She doubted Tigger was an economist and thus I posed my theory, which turned out better than I had anticipated;
Well, it’s a well-kept secret that in the evening Tigger would moonlight on the side as an economist.
You ever wonder how all those animals could just go about looking for honey or bouncin’ without ever having jobs? And Roo, the single mother, how she got by without alimony or child support? And Eeyore! The donkey is so depressed all the time, you know he ain’t holding down a job. Kind of seems like “Friends” where nobody’s working, but they all don’t seem to be missing a meal.
Well Tigger was the financial engine behind that. You see, he was a savvy investor and established a Winnie the Pooh Mutual Fund with a loan from Christopher Robin’s dad who was an investment banker. Well Tigger knew about indexed P/E ratios and market inference pricing techniques, so he was able to sell out of his tech positions before the crash in 2000.
But what was Tigger’s real stroke of genius was that he was able to see that a slowing economy would lower long term interest rates, which would then lead to a housing boom. He gambled that despite the terrorist attacks and stock market crash, the economy would have endured these temporary hurdles in the long run due to massive restructurings in the early to mid 90’s and the investment in technology infrastructure.
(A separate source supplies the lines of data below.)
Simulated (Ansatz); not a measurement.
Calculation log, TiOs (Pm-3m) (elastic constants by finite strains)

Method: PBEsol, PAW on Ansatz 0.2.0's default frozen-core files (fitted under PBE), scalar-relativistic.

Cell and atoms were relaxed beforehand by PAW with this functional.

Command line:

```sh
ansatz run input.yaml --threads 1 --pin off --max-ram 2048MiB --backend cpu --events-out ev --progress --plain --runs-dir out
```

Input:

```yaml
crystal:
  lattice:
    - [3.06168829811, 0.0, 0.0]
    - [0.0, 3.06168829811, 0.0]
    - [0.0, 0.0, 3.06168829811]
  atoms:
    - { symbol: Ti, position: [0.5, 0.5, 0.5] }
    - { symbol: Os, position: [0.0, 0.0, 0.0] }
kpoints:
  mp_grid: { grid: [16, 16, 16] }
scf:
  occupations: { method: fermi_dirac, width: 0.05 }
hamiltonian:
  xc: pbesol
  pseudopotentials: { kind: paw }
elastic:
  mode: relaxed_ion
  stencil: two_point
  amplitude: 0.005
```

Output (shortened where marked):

So what did he do? He swapped out all his holdings in technology and invested in REIT’s based here in America.
I think now, Tigger is slowly moving his position from property into developing markets, namely China. I think he’s betting on an inevitable free float of the Yuan.
Whatever the case, with such wise investments, Pooh, Piglet, Rabbit and the whole gang life off of the dividend income from the Winnie the Pooh Mutual Fund.